5.1.0.2 Reason 2: Notebooks allow for easy sharing of results:

Ruby the researcher has her computer showing her notebook. Ruby says ‘Avi, here’s some output from this scientific notebook I’ve been developing from!’ Avi the associate says ‘This is so easy to follow and read, even though I didn’t write the code. Thanks for sharing your exciting results!’

Notebooks can be converted to html and pdf, and then shared as static read-only documents. This is useful to communicate and share a study with colleagues or managers. By adding sufficient explanation, the main story can be understood by the reader, even if they wouldn’t be able to write the code that is embedded in the document.

(Fangohr 2021)

5.1.0.3 Reason 3: Notebooks can be re-ran as a script or developed interactively:

Ruby is looking at her computer that has a lovely notebook with a heatmap! Ruby says ‘Yay! I just got the data for 5 more samples. Because of my handy notebook set up, I can easily call one command and re-run the analysis so it is updated with the new samples included!’
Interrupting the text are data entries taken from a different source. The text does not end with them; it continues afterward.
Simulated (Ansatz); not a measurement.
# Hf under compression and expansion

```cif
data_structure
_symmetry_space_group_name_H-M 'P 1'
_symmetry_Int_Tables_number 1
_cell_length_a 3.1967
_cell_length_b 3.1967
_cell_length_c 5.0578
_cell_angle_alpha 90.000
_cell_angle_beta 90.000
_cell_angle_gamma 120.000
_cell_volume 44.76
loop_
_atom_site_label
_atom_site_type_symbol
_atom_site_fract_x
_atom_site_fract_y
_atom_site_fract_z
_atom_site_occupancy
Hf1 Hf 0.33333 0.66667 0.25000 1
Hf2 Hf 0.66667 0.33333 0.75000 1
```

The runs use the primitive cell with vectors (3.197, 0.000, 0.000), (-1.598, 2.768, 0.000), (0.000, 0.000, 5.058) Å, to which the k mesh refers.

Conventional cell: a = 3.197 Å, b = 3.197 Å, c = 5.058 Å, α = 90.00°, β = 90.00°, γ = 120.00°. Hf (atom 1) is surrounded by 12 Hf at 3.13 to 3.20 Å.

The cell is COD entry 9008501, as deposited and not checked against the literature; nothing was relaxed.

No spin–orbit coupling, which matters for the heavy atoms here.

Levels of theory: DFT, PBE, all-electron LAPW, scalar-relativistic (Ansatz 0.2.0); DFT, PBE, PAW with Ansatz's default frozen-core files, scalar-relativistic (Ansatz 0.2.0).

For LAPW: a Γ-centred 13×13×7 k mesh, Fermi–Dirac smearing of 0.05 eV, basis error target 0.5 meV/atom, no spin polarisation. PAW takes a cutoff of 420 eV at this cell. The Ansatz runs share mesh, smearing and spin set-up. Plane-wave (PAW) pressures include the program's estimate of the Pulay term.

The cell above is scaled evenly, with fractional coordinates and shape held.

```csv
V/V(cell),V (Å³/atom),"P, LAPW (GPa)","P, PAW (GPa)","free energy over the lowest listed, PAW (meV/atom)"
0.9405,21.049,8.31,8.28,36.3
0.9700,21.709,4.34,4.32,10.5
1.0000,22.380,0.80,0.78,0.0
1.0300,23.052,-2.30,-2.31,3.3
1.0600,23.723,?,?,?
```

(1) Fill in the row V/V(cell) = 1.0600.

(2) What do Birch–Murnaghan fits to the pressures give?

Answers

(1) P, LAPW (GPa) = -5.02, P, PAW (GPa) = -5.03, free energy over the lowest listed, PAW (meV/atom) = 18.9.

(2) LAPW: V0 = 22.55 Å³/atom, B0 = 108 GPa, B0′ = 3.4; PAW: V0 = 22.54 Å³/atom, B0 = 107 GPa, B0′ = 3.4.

A common pattern in science is that a computational recipe is iteratively developed in a notebook. Once this has been found and should be applied to further data sets (or other points in some parameter space), the notebook can be executed like a script, for example by submitting these scripts as batch jobs.

(Fangohr 2021)

This can also be handy especially if you use automation to enhance the reproducibility of your analyses (something we will talk about in the advanced part of this course).

Because of all of these reasons, we encourage the use of computational notebooks as a means of enhancing reproducibility. (This course itself is also written with the use of notebooks!)

5.2 Get the exercise project files (or continue with the files you used in the previous chapter)

Get the Python project example files

Click this link to download.

Now double click your chapter zip file to unzip. For Windows you may have to follow these instructions.

Get the R project example files

Click this link to download.

Now double click your chapter zip file to unzip. For Windows you may have to follow these instructions.

5.3 Exercise: Convert code into a notebook!

5.3.1 Set up your IDE

For this chapter, we will create notebooks from our example files code. Notebooks work best with the integrated development environment (IDE) they were created to work with. IDE’s are sets of tools that help you develop your code. They are part “point and click” and part command line and include lots of visuals that will help guide you.

Set up a Python IDE

Install JupyterLab

  1. We advise using the conda method to install JupyterLab, because we will return to talk more about conda later on, so if you don’t have conda, you will need to install that first. We advise going with Anaconda instead of miniconda. To install Anaconda you can download from here. Download the installer, and follow the installation prompts.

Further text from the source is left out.